Ivory Coast: UN experts attacked in Yamoussoukro

Supporters of Alassane Ouattara burn tyres in Abidjan. Photo: February 2011
Image caption Ivory Coast is at risk of relapsing into civil war, the UN says

United Nations experts in Ivory Coast came under fire as they were trying to investigate reports of a violation of the arms embargo imposed on the country, the global body says.

The UN team was attacked in the capital, Yamoussoukro.

They were looking into reports that Belarus had provided attack helicopters for supporters of Laurent Gbagbo, who refuses to give up the presidency.

Belarus has denied the allegations as "groundless".

The UN Sanctions Committee on Ivory Coast says it has not been able to positively confirm the shipment, though it said UN personnel should continue monitoring the situation.

A planned meeting of the UN Security Council to discuss the reports has been cancelled.

Meanwhile, Ivory Coast's former rebels say they are ready to take military action against Mr Gbagbo if fighting continues between his supporters and those of his rival, Alassane Ouattara.

Mr Ouattara is widely seen as the winner of November's presidential poll.

Neither Mr Gbagbo nor Mr Ouattara have publicly commented on the rebel spokesman's warning.


Clashes between Mr Gbagbo's and Mr Ouattara's supporters have prompted the UN to warn the country is at risk of relapsing into civil war.

An armed rebellion in 2002 split the world's largest cocoa producer between the north, held by the New Forces, and the government-controlled south.

Much of the recent fighting has centred on the main city of Abidjan between rival supporters.

However, skirmishes in the west of the country last week between the former rebels and pro-Gbagbo forces have led to a surge in the number of civilians fleeing to neighbouring Liberia.

The clashes were the first time the ceasefire between the two armed sides had been broken in six years.

Cisee Sindou, spokesman for the former rebel group New Forces, told the BBC World Service that no military operation was imminent.

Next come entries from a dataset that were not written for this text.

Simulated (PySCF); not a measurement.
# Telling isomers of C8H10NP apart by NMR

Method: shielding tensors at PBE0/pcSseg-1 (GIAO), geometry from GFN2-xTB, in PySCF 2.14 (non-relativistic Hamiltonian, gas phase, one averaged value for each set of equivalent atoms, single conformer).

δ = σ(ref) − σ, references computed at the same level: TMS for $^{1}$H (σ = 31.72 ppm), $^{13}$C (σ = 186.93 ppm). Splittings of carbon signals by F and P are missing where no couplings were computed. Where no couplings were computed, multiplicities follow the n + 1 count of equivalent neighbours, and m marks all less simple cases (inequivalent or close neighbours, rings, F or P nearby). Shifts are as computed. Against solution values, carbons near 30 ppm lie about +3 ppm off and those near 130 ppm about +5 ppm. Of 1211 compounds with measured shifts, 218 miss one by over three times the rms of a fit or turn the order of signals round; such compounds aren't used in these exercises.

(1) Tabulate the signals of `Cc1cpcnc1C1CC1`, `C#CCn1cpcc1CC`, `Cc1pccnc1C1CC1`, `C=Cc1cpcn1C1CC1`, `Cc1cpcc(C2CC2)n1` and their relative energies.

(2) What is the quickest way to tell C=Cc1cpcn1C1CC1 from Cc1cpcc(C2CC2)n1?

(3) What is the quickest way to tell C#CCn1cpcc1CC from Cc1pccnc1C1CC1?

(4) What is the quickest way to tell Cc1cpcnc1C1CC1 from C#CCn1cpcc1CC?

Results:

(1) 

But the group was, he added, prepared to act because of the ongoing "suffering" of people in Ivory Coast.

"Believe it or not, it's not going to be a war between Forces Nouvelles [New Forces] and the Gbagbo militias," he said.

"We're just going to take him out. It's going to be surgical and we know what we're doing."

The New Forces spokesman insisted his group was not seeking to inflame the situation.